Breaking news: sustainable energy use for Bitcoin mining is now over 50%, Bloomberg reports.
Previously, Elon Musk had stated that Tesla would resume accepting payments in Bitcoin once the 50% threshold of clean energy used in the mining process was exceeded. See below for all the details.
Tesla’s involvement: news about the use of clean energy in Bitcoin mining
As anticipated, Bloomberg officially reported that the use of clean energy by Bitcoin miners has exceeded 50%.
In particular, Jamie Coutts of Bloomberg Intelligence analyzed the ongoing evolution of the energy narrative, noting the increasing use of sustainable energy sources in Bitcoin mining.
Of relevance is the fact that Elon Musk had previously stated that Tesla would resume accepting payments in Bitcoin once the 50% threshold of miners’ use of clean energy was exceeded.
Consequently, this steady shift toward more sustainable energy in mining could gradually change the perception of the environmental impact of this practice.
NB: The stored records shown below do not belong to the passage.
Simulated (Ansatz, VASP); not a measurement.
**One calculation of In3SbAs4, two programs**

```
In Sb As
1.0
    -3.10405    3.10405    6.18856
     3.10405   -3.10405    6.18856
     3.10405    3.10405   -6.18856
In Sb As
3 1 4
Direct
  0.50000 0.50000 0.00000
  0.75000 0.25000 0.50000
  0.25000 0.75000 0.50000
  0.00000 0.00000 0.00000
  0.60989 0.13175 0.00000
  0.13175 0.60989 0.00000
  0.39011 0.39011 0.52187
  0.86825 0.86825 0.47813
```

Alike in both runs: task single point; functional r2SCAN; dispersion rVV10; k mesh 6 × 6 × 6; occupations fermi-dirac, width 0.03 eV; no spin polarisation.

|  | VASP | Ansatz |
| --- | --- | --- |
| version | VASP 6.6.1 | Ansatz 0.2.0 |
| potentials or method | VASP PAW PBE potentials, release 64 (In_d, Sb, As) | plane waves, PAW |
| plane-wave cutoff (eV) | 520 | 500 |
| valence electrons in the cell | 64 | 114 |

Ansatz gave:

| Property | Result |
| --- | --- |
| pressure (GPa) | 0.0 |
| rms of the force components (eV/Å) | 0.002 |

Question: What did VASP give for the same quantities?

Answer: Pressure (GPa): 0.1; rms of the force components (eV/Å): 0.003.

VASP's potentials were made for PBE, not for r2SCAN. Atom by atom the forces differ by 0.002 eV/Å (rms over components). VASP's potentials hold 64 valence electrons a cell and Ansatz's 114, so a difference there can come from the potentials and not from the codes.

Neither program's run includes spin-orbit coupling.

Coutts’ comments: positive on Bitcoin mining
In a thread posted on X, Coutts examined how the narrative around Bitcoin mining is changing based on advances in data collection.
In particular, he highlighted the significant progress in the sustainability of Bitcoin mining.
Coutts referred to the Chinese ban on mining that was introduced in 2021 and noted that, at that time, emissions had peaked at 60.9 megatonnes of carbon dioxide equivalent (CO2e).
He then pointed out that since the ban came into effect, emissions have decreased by 37.5%. As a result, Coutts suggested that concerns about Bitcoin’s carbon footprint may be overly alarmist.
He also noted that this reduction in emissions occurred at the same time as a significant increase in the hash rate, concluding that Bitcoin mining is using an increasing share of sustainable energy in its energy mix.
Although he acknowledged that estimates of energy consumption are imperfect, he referred to models that predict an increase in sustainable energy sources of more than 53%.
Coutts also said that considering that energy makes up about 50% of miners’ costs, the industry’s transition to a sustainable model could significantly influence global energy dynamics.
He also pointed out that the data present a different perspective than is often perceived.
Risks and rewards in Bitcoin mining
As we know, the process of mining Bitcoin involves creating new units of this cryptocurrency and adding the transactions to a decentralized digital ledger known as a blockchain.
This process requires solving complex mathematical problems through a process called ‘proof of work.’
Miners compete to solve these math problems, and the first to find the correct solution receives a reward in Bitcoin.
However, although Bitcoin mining can be a legitimate means of earning cryptocurrency, it carries significant risks.
One of these main risks involves the security of personal data. In addition, hackers and fraudsters often target Bitcoin miners and mining enthusiasts to gain access to their personal data.
One method commonly adopted by hackers is to spread malware, which is malicious software designed to gain unauthorized access to computers and steal sensitive data.
In addition, hackers can install Bitcoin mining malware on the devices of unsuspecting users, exploiting the resources of such computers to perform mining operations.
In summary, one might ask whether Bitcoin mining is a legitimate practice. The answer is that yes, for some it is.
However, it is crucial to be aware of the associated risks. Not surprisingly, protecting one’s personal information should be a priority at every stage of the mining process.